By Mark Dreyer 13 Jul 2015

The Chinese Super League has seen impressive growth both on and off the pitch in recent years after recovering from a match-fixing scandal that had pushed professional soccer in China to the edge of extinction. But for all the big-name signings made by clubs and large sponsorship deals made by the league, the concept of Financial Fair Play (FFP) remains a foreign one.

In fairness, UEFA's FFP regulations, first introduced in 2009, have hit some headwinds in recent months with the constraining principles set to be eased, partly in response to some pending lawsuits pursued by clubs that had been punished for spending beyond their means. But, broadly speaking, clubs across Europe remain supportive of the principle that spending should be at least loosely based on a club's revenues.

Not so in China, where leading CSL club Guangzhou Evergrande has lost a reported 1.3 billion yuan, or about $215 million, from the start of 2013 up to June this year, but continues to spend. These numbers were only made public ­because the club recently applied to list on the New Third Board, China's over-the-counter equity exchange that has seen valuations soar this year.

An IPO is a tried and tested way to raise more capital, and the 150 percent rise in the price of many companies this year alone must have been too tempting for the club to ignore. But as the recent correction in stock prices has shown to the millions of Chinese who have ­dabbled in the markets, this can also be a risky strategy.

The sense is that Guangzhou Evergrande, which now has the name Taobao appended to its team name after sizeable investment from Jack Ma Yun's Alibaba Group, wants to get more cash simply to finance further transfers of foreign ­players or hiring of coaches, rather than to balance its books in any meaningful way.

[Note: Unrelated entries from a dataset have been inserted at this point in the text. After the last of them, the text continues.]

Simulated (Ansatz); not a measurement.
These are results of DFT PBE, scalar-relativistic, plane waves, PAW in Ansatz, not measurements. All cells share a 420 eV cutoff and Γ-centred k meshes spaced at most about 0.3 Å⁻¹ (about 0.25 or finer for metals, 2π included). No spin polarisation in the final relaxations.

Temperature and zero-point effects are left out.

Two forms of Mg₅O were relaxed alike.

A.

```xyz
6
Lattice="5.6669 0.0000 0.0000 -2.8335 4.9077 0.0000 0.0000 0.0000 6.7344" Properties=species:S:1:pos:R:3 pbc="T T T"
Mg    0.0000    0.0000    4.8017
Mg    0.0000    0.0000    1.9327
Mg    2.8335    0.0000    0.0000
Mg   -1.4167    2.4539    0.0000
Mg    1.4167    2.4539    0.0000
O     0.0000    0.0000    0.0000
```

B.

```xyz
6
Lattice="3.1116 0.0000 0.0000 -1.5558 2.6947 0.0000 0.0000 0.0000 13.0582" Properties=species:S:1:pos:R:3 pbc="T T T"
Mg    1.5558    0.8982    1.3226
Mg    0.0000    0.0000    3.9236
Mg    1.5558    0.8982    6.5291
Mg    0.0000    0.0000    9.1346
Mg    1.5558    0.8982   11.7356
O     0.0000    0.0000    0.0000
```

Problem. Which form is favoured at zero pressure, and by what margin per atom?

A number of US-listed Chinese ­companies have sought to go private in recent weeks with a view to re-listing at a later date on China's stock exchanges in order to leverage what they feel will be higher prices closer to home. But as the rollercoaster ride of stock market volatility is proving, sure bets no longer exist.

Similarly, Guangzhou's leading club may well fare better in Asian ­competition as its strength grows domestically with further investment, but if the gap between the team and the rest of the CSL widens any further, a lack of competition at home could hurt it in the long run.